Retailers are set for a sales rush in the wake of a generous tax break for small businesses that will encourage spending on everything from office supplies and computers to fencing and cars.
Diane Smith-Gander, a non-executive director at Wesfarmers which includes Coles supermarkets, Bunnings and Officeworks in its stable, said the measure would likely lead to a “bump” in sales for many retailers.
But to have longer-term economic benefits the money would need to be spent on productive assets that allowed businesses to grow and employ more people.
“You don’t want the small business equivalent of the flat screen TV phenomenon,” said Ms Smith-Gander, who is also chairman of Transfield and president of Chief Executive Women.
“I think this is a bit more generous than people were expecting.”
Ms Smith-Gander said that the budget’s other key focal points – on encouraging greater workforce participation – would only have longer term benefits for the economy if there were also more jobs created.
Segments within retail that could benefit from the measure included car retailers and office supplies, she said, and its impact was likely to appear in business confidence surveys.

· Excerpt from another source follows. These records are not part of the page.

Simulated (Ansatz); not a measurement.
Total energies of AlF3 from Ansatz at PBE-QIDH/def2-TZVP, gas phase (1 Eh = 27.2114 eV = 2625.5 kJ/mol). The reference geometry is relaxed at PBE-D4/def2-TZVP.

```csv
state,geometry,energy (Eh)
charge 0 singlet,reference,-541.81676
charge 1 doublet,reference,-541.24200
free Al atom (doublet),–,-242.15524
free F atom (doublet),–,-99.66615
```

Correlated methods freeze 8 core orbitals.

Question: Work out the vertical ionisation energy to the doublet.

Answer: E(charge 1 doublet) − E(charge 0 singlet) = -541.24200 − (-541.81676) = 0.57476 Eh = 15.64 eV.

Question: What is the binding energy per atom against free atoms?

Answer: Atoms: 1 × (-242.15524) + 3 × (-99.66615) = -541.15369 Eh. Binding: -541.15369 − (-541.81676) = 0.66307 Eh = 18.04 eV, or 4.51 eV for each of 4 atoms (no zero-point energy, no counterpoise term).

Wesfarmers owns some of the country’s largest retailers including, Coles, Target, Kmart, Bunnings, and Officeworks.
While some businesses would be able to fund the purchases from their cash flow, there may also be an increase in demand for bank credit, she said.
“There will be some small business loans, and the banking industry will have to respond quickly.”
“It’s truly amazing,” said Robbie Sefton, who runs a communications consultancy and has just finished a three year term on the Reserve Bank of Australia’s small business advisory board.
“This will definitely create opportunities for people to upgrade that phone system, upgrade software or replace daggy office chairs, it will definitely make a difference.”
Ms Sefton said the measures would have a psychological impact.
“It is a really powerful message about saying ‘don’t give up’,” she said.
Ms Sefton said small businesses would look to grasp the detail of the opportunity which made the explanation of it important.
“If it is packaged up in a way that is simple and communicated well to their accountants they will, they rely on their accountant to give them advice particularly tax advice,” she said.
ANU institute of tax and transfer policy’s Miranda Stewart said the package was very similar to that rolled out as part of the Rudd government’s stimulus efforts in the global financial crisis although, crucially, this package was more generous with a $20,000 cap compared to a $5000 cap in Labor’s version.
She said there was empirical evidence that such programs would stimulate spending.
At the same time there was still an “open debate” about whether that spending was simply the bringing forward to investment that would have happened in future years and now would not, she said.